Have You Tried These 3 Sweets From Odisha?
Image Credit: Khira Sagara, Wikipedia

Odisha is a state known for its numerous festivals. There is a saying in Odia, 'Bara masa re tera paraba,'- means, that in 12 months, there are 13 festivals. It indicates how festivities are a part of this state. Naturally, any soiree is incomplete without a spread of festive food, especially sweetmeats. And Odia cuisine has a mindboggling range of sweets native to the state. These are different from the indigenous Odia pithas. While most of us know about rasogola, chhena poda and jilaapi, there are a few lesser-known ones. 

Khira Sagara

In the Odia language, the term khira sagara refers to a sweet dessert, meaning "ocean of milk." The dessert is seen being served to Vishnu and Madhusudana by Lakshmi in Hindu mythology. Chhena or farmer's cheese is rolled into marble-sized balls and drenched in sweetened condensed milk to make khira sagara. The typical seasonings are saffron and cardamom. This sweet ocean of milk is usually served either at room temperature or slightly chilled. This dish is probably ras malai's predecessor. Khira Sagara's milk base is thicker and more rabri-like in consistency.

Chhena Gaja

Chhena gaja, Image Source: @manas_muduli@twitter

The chhena gaja is one of the sweets popular within the state of Odisha. Though the base of this native sweet is chhena or farmer's cheese, like rasagolla and chena poda, it tastes completely different from the rest. Pahala, which is a few kilometers away from the capital city Bhubaneswar, is one of the most notable locations to relish chena gajas. To prepare this chhena and sooji (semolina) are combined and kneaded into a dough. The mixture is squeezed of water and briefly dried until it has the proper consistency. Then it is cooked in thick sugar syrup while being shaped into rectangular forms or gajas, the size of a palm.

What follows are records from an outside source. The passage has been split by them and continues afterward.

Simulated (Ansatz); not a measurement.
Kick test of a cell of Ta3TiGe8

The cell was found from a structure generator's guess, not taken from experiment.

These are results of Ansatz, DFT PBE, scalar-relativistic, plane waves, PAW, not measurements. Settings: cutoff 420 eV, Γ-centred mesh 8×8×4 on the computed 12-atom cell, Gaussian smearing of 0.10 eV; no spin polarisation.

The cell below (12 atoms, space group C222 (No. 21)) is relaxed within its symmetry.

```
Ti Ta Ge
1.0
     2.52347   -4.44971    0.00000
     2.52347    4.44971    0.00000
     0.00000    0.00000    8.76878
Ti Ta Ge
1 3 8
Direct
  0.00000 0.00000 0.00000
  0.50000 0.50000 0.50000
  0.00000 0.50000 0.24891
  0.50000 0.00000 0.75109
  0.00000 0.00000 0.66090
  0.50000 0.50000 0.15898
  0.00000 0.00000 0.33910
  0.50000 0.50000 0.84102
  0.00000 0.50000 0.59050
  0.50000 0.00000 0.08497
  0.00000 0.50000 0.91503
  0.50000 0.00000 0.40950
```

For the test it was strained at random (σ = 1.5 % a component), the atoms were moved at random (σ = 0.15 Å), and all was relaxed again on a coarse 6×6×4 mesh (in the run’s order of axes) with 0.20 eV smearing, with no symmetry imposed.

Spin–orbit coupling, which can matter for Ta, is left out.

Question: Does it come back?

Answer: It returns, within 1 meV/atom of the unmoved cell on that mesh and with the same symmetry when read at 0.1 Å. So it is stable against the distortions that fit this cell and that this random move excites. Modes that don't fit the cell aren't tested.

Rasabali, Image Source: poonambachhav

As the name suggests, this sweetmeat is a juicy preparation tracing its origin in the Baladevjew Temple in Kendrapara. It is offered to Baladevjew. Rasabali is a part of Jagannath's Chapana bhoga. Farmer cheese or chhena is flattened and then deep fried as a reddish-brown patty. It is followed by soaking these patties in rabri, thick, sweetened milk. They are flattened into palm-sized patties to make the chhena more absorbent to the rabri. Crushed cardamoms are used to flavour the thickened milk.

So, in your next visit to Odisha, don't forget to taste these sweets.